Regan isn't the only one that gets short-changed in this film.  The character of Burke Dennings is so underdeveloped that he could be cut out of the movie altogether if not for the fact that his death leads to Detective Kinderman's involvement with Regan and her mother.

I'm not generally a fan of remakes, but I think this is a movie that could really benefit from a fresh set of eyes to write a screenplay from the novel with better pacing.  That'll probably never happen because the original is held in such high regard, and that's a shame.  I know that this is coming across as me tearing a classic film apart, but I don't mean to.  I like The Exorcist, but there's a much better story to be told here than the one that we got in 1973.



Next up was the 1990 film: The Exorcist III, which is a personal milestone for me as it's the 300th movie that I've watched at the Mahoning Drive-In Theater.

This movie ignores that Exorcist II: The Heretic ever happened (which is for the best) and picks up with the lives of Father Dyer and Lieutenant Kinderman fifteen years after the events of the first film.  I've watched a few times before and I've enjoyed it each time, but I'm still not entirely sure that I understand everything that's going on.  If I have any criticism at all, it's that there are too many scenes where the characters aren't having a conversation, but are instead delivering long speeches to each other.

I'd give The Exorcist a B and The Exorcist III a solid C+.  Although it probably seems like I do, I swear that I don't dislike either of these films, but I don't really love them either.  Maybe this franchise just isn't my cup of tea.
 


The last movie of Friday night was an odd film that I've never seen or heard of before.  It's a 1977 film called Ruby that stars Piper Laurie as the title character in her first film after writing her name in horror history as Carrie White's mother in Carrie.

Ruby is an ex-mobster who owns an operates a drive-in theater in 1951.  Her boyfriend, Nicky, was murdered 16 years earlier on the same night that she gave birth to their daughter, Leslie.  Leslie is mute and traumatized from the knowledge that her mother is thinking of institutionalizing her, and this trauma allows the spirit of Nicky to not only possess his daughter, but to take vengeance on the rest of the gang who had him killed.  It's a cheesy movie to say the least, but it's a hell of a lot of fun.  It's also pretty cool to see a movie that's set at a drive-in theater at an actual drive-in.
 
The theme for the second night of Weekend Of Terror VIII was witch hunters, with a triple feature of films from the late 60's and early 70's.

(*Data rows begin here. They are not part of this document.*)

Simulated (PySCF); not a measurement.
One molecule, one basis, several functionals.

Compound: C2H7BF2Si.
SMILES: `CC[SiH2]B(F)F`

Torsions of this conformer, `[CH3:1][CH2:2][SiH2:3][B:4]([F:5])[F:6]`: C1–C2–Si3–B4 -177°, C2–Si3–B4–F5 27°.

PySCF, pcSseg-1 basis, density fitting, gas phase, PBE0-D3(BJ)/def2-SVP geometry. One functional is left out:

The first movie of Saturday night was the horror classic Witchfinder General (also known as The Conqueror Worm). It's a British film from 1968 and was directed and co-written by Michael Reeves, who died of a drug overdose at the age of 25 just nine months after this film premiered in theaters.

The story takes place during the English Civil War and is loosely based on the life of a witch hunter named Matthew Hopkins (played by Vincent Price) who is said to have been directly responsible for the death of over 300 innocent people from 1644 to 1646.  The ending is a bit abrupt, but it's a great film and a must-watch for any fan of horror flicks.




We saw another Starlink Satellite Train in the sky about halfway through Witchfinder General.  Mike and I spotted the first one on the last night of Camp Blood IX.  This one wasn't quite as spread out as the one on September 3rd, but it was pretty awesome to see.


This time, I managed to catch a quick video of it.  It may not look all that impressive here, but it's very noticeable when you see it up in the sky.
 


The second movie of the night was the 1970 West German movie: Mark Of The Devil.  I had never watched this movie before last night, but I felt like I had because I've seen the trailer for it at least a dozen times this season at the Mahoning.  It's one of those trailers that gives away way too much of the movie, including the scene at the end that reveals the fate of one of the main characters.  I probably would have enjoyed it more if I was going in without having seen the trailer, but it was still a damn good movie and I'm glad that I got to see it on 35mm.

It definitely lives up to its reputation for violence, especially for the time in which it was released, but I don't think the brutality ever goes past what you'd see in a movie like Hostel or one of the Saw films.  I think that Witchfinder General is the better of the two films overall, but Mark Of The Devil has a better ending and stands on its own as a classic horror film.  This isn't gore for the sake of gore.  It tells a story that's more interesting to me than an average horror movie because the kinds of things that you're seeing on the screen actually happened.



Mark Of The Devil was called the most horrifying movie ever made, and it was marketed with a gimmick that they would not allow anyone in to see it without taking a free vomit bag so that the theater owners could be assured of keeping the place clean.  Harry had a big pile new ones specially created for Weekend Of Terror VIII at the Exhumed Films table for fans in attendance.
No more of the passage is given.